Tuesday, January 24, 2012

Sticky State of Disunion

Now that future Presidents Newt Gingrich and Mitt Romney have had their say, a person named Barack Obama, who claims to hold the office, will face TV cameras tonight with what purports to be a State of the Union address.

Fact-checking of Gingrich and Romney eliminates many of their more stimulating claims, reducing Mr. Obama to such boring proposals as refinancing for homeowners in trouble, tax breaks for companies that bring back jobs to the United States and clean energy incentives along with new education and job-training initiatives for high school graduates to get technical degrees.

All this will surely fail to excite the joint session of Congress, and one of them has announced he won’t be there. Staying away will be a Colorado House Republican, who last year told a reporter, “I don’t even want to have to be associated with him. It’s like touching a tar baby, and you get it--you know, you’re stuck, and you’re part of the problem now, and you can’t get away.”

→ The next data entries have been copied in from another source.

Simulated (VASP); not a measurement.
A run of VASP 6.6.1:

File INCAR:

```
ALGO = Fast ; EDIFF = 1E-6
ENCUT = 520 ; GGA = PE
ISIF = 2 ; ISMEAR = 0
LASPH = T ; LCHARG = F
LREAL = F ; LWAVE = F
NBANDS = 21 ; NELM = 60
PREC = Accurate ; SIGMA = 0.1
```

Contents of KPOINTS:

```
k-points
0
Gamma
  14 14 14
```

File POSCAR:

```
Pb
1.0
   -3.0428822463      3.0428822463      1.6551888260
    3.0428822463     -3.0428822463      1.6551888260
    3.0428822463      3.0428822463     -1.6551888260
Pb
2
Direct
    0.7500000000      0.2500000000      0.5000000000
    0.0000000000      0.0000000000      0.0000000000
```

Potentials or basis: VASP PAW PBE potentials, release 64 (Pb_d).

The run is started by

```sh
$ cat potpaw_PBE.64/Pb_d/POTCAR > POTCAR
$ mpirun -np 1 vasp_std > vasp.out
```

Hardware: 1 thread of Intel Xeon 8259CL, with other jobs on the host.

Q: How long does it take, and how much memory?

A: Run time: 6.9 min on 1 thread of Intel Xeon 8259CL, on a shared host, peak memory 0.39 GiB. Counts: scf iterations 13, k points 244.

The problem for those with a serious interest in the sticky state of the union is that they will have to go beyond the sound bites to evaluate Obama’s handling of the economy and read Ryan Lizza’s “The Obama Memos” in the New Yorker, an account of the “post-post partisan Presidency,” and go to Bill Moyers’ website for his interview about “crony capitalism” with David Stockman, a former proponent for Reagan’s trickle-down theory.

All this will involve more time and thought than election-year punch lines and leave behind a sour taste about politicians of all flavors, but these days boredom goes along with eternal vigilance as the price of liberty.